Just the other day I was browsing LinkedIn, and the “People you may know” section included a name that caught me off guard.
He’s a college friend of mine who died a couple of years ago. After reminiscing for a hot minute about all the good times we had in Pullman, I started to wonder how long his profile will remain active. Other questions started cropping up, too. “Can anyone edit Luke’s page? If so, did they change anything? What other websites did Luke leave behind? Did Luke’s family even have a choice to remove his profile from the website?”
I’m aware these are odd questions, but it’s important to remember how things used to be. Not so long ago, when someone died, their friends and family would gather, remember, and perform a variety of rituals.
After a funeral, at least for most of the deceased, there wasn’t too much else to be done. Sure, the estate needed to be tended to, but that was about it. Nowadays, we almost live two lives. One here on the ground and one above in the cloud. We even have digital possessions that need sorting once we pass on. This is to say – the act of grieving hasn’t changed, but we leave much more for people to deal with once we die. Evan Carroll said it best: “the process of grieving, it seems, needs resolution and putting things away, be they digital or physical, is necessary”

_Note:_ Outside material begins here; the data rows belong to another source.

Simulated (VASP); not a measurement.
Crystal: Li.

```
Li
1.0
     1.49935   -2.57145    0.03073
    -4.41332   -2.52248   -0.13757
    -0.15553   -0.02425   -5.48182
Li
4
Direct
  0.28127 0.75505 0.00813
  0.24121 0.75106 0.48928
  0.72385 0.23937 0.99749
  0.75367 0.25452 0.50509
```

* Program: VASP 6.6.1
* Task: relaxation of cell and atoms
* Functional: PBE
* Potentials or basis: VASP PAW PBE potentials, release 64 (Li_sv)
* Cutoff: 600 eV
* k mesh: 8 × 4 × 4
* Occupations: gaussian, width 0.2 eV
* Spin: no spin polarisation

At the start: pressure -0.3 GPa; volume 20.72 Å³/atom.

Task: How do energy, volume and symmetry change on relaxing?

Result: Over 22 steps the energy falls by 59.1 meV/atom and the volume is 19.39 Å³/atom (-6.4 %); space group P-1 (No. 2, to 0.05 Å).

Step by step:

While I miss my friend dearly, his death highlights the odd nature of our online personalities. As interesting as it is to live in a tech-heavy world, It’s also an interesting time to die in one. It doesn’t seem like there is a clear set of rules for our digital personalities after we seize to exist here in the “real-world.”
With this in mind I encourage you to take a look at all the “online stuff” tied to your name. If you died tomorrow, what would the internet tell us about who you were?
Rest in peace, Luke. I personally love being able to check out old postings and pictures, it helps me remember the memories we made together.